1. Mathrin's Avatar
    Wanted to get some input from the greater good here. I want to make sure I'm not missing anything here.

    I have the old 550 Family Plan with the legacy Unlimited Data plan on my phone but not the other two lines.

    Considering moving to the 10 gig Family Share plan (currently averaging 6.5 gigs of data of which 6 gigs is my own) and wanted to make sure I'm taking everything into account. Some assumptions I'm making in my comparisons. All include my 15% military discount. Assuming premium phones are always on upgrade. Premium upgrade will be $200 up front cost to upgrade. Next plan will be 27.09 per month (iPhone 5S/Galaxy S5 price). BYOD price is averaged to be $500 to buy a phone outright.

    3 Phone Next Family Share
    211.27/month
    5070.48 for 24 month
    45.50/phone upfront taxes = 136.50
    Total = 5206.98

    3 Phone Contract Family Share
    205.00/month
    4920 for 24 months
    40/phone upgrade charge = 120
    200/phone upfront cost = 600
    Total = 5640

    3 BYOD Family Share
    130//month
    3120 for 24 months
    500/phone purchase outright = 1500
    Total = 4620

    3 Device Current Plan
    168/month
    4032 for 24 months
    40/phone upgrade charge =120
    200/phone upfront cost = 600
    Total = 4752

    3 Device BYOD Current Plan
    168/month
    4032 for 24 months
    500/phone purchase outright = 1500
    Total = 5532

    From this standpoint, it would be cheaper to buy my phones outright and have the Family Share plan but it appears to really only save me $132 dollars or about $5.50 a month.

    Again, I wanted to make sure that I took everything into account.
    Last edited by Mathrin; 07-01-14 at 11:15 AM.
    07-01-14 08:49 AM
  2. BergerKing's Avatar
    If you're always buying brand new phones from the selections they have, it will always cost you more. But wise buying of devices from various sources or members could save you anywhere from $10-250 per unit, in some cases for almost new phones. But if you want new, that's understandable. The cost comparisons look about right.
    07-01-14 09:00 AM
  3. Old_Mil's Avatar
    If I had a grandfathered unlimited data plan, you would have to pry that from my cold dead hands.

    Posted via CB10
    07-01-14 02:17 PM
  4. jlinc's Avatar
    I believe if you are on a share plan and you upgrade using the next program you get a discount on your bill.

    Posted via CB10
    07-01-14 06:35 PM
  5. Mister Xiado's Avatar
    Unlimited data is trash anymore. You get throttled to about dialup speed if you exceed 3GB on a 3G phone, or 5GB on an LTE phone. Can't tether, either.
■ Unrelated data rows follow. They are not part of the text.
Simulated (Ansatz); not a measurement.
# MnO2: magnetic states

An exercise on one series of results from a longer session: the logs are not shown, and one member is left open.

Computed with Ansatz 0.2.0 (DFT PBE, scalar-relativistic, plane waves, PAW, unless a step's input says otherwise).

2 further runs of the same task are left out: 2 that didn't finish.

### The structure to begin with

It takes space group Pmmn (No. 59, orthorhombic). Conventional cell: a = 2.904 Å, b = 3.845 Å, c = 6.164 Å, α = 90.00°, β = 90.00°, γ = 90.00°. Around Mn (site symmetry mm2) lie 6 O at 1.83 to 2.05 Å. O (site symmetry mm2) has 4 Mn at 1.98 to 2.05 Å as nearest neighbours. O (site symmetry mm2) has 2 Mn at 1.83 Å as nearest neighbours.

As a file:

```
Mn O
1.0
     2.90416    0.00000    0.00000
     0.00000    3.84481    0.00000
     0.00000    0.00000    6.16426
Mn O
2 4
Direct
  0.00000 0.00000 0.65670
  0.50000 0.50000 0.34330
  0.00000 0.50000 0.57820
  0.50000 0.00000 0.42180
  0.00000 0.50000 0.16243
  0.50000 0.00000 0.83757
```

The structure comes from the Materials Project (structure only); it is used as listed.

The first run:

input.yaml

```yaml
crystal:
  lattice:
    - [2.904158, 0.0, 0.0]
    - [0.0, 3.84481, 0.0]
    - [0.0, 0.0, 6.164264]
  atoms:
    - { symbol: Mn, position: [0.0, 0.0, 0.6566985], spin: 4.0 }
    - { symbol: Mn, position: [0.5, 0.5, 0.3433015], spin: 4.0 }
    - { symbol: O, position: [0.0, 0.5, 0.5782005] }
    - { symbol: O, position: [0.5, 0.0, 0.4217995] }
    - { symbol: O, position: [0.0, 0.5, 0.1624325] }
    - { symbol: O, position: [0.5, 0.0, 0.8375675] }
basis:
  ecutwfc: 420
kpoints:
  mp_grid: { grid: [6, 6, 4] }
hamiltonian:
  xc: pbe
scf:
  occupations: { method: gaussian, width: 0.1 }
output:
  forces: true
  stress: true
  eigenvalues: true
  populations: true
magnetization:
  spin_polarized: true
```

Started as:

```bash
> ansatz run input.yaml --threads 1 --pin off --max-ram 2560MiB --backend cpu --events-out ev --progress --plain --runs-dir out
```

    Consider how much data you use, across an entire year. Yes, the website will let you go WAY back to track your data usage. If your usage easily fits inside of a Mobile Share plan, and you DO NOT plan to upgrade with a contract ever again, then it's not a bad idea to switch. Say I had two LTE smartphones with unlimited data, unlimited messaging, and say 1400 minutes. That would run about $180 before taxes. Data speed would get throttled if I consistently used more than 5GB, making it almost useless.
    10GB Mobile Share Value Plan: $100 for the data to share, $15 for each of my two lines that have old contracts (pre-02/02/2014) on them. Bill is now $130 before taxes. That's $50 less. It gets better, though. Discounts normally apply to the main charge on the bill. With the 1400 minute plan, the discount would apply to the $80 primary line charge. On the 10GB MSVP? It applies to the $100 data charge. More saved. Just a little. $15 instead of $12+tax. So basically, the bill is now $115 before taxes.

    If you go over 10GB, it's $15 per each new allotment of 1GB. If you want to bump up to the 15GB plan, it costs less than $15 for each extra gigabyte you'd be adding with the plan change. Over 15GB, still $15 per GB. But that's complicating it. Voluntarily increasing your plan allotment saves money if that same amount of usage is going to happen either way.

    Keep in mind, if you have a contract that started after 02/02/2014 (Superbowl Sunday), you'd be billed $40 per month for that line instead of $15.

    The NEXT upgrade program lets you upgrade without a contract, and while you pay the full retail price for the phone, think of it this way.

    Say your phone is $600+tax with no contract. Say the tax rate is 7%. $42 in tax. Maybe the contract upgrade price is $200. In Louisiana and California, the tax charged is on the no contract price. You'd pay $242 for the phone, $40+tax for an upgrade fee on the next bill, and your line in the Mobile Share Value Plan would be $40+tax every month.
    If you use the NEXT upgrade option, you pay $42 for the tax at the point of sale, no upgrade fee, and depending how many months you wanted to go with installments, either $25 or $30 per month. Yes, your line charge would be $40 or $45 in essence, but you still didn't pay $240 more for the effort of getting a new phone, and you can upgrade sooner than two years, if you want to exchange your new NEXT-upgrade phone to upgrade in the future.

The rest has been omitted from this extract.